Joint Committee on the Draft Gambling Bill Written Evidence


Memorandum from Paradign Services (DGB 6)

  1.  The Gambling Review Body stated the central dilemma they faced was to balance the exercise of individual freedoms against societal responsibilities to protect vulnerable individuals on the one hand and general social concerns about excess on the other.

  2.  Their proposals moved towards allowing greater exercise of consumer choice, and in recommendations 36 and 38 they advocated the abolition of permitted areas and the demand criterion for casinos. The Government in A safe bet for success agreed with both recommendations, and for casino operating licences both prohibitions are removed by clause 71(4)(a) and (b) of the Draft Gambling Bill. In the Explanatory Notes the department says: "This abolishes the position before the draft Bill where casinos could only operate in "permitted areas" laid down by law, and where account had to be taken of anticipated local demand in deciding whether to allow a casino to commence business".

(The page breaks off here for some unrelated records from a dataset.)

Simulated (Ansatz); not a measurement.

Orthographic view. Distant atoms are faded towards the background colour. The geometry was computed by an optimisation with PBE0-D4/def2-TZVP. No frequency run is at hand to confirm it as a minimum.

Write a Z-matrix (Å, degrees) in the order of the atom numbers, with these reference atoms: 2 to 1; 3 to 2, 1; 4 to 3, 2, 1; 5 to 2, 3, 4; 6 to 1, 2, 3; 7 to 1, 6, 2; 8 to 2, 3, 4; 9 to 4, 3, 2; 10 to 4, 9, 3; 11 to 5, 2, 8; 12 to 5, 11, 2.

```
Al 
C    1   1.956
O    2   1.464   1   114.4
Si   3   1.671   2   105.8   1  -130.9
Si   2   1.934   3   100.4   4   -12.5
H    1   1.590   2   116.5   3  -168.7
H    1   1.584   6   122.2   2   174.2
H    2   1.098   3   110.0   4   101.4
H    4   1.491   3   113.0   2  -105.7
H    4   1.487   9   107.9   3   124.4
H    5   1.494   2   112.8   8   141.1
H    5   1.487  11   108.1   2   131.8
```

  3.  However, this part of the Bill merely requires the Gambling Commission not to have regard to either the demand for facilities or the place where they will be operated in determining the granting of an operating licence. And it is far from clear how these two much-heralded policy changes map into the determination of premises licences.

  4.  Indeed, the Review Body itself retreated slightly from earlier advice by saying at recommendation 44—

    We recommend that .... each application for a (premises) licence should be considered on its own merits. The authority should have regard to the existing gambling provision but that should not by itself be a valid reason for refusal.

  The Government's response was that all premises licences should be subject to national criteria and guidance from the Commission.

  5.  Part eight of the Bill deals with premises licences. Clause 125 says in determining applications for premises licences the authority must grant if the proposal—

    —  accords with codes of practice and guidance issued by the Commission,

    —  is reasonably consistent with the licensing objectives, and

    —  is in accordance with the authority's three-year licensing policy.

  In joined-up local governments, it should seem that gambling licensing polices designed under this Bill will be congruent with local development plans and spatial strategies devised by the regional planning bodies.

  6.  The Joint Statement issued earlier this year anticipated that regional planning bodies would set out "planning policies for leisure developments of regional significance, including the largest casinos, which identify suitable locations within the region". And ODPM is currently consulting on regional planning policy (PPS 11; October 2003), aiming to give more weight to regional planning guidance by replacing it with statutory regional spatial strategy (RSS), to which local development plans would have to conform. The RSS would be based over a 15-year time scale, and identify spatial accommodation for regional and sub-regional objectives.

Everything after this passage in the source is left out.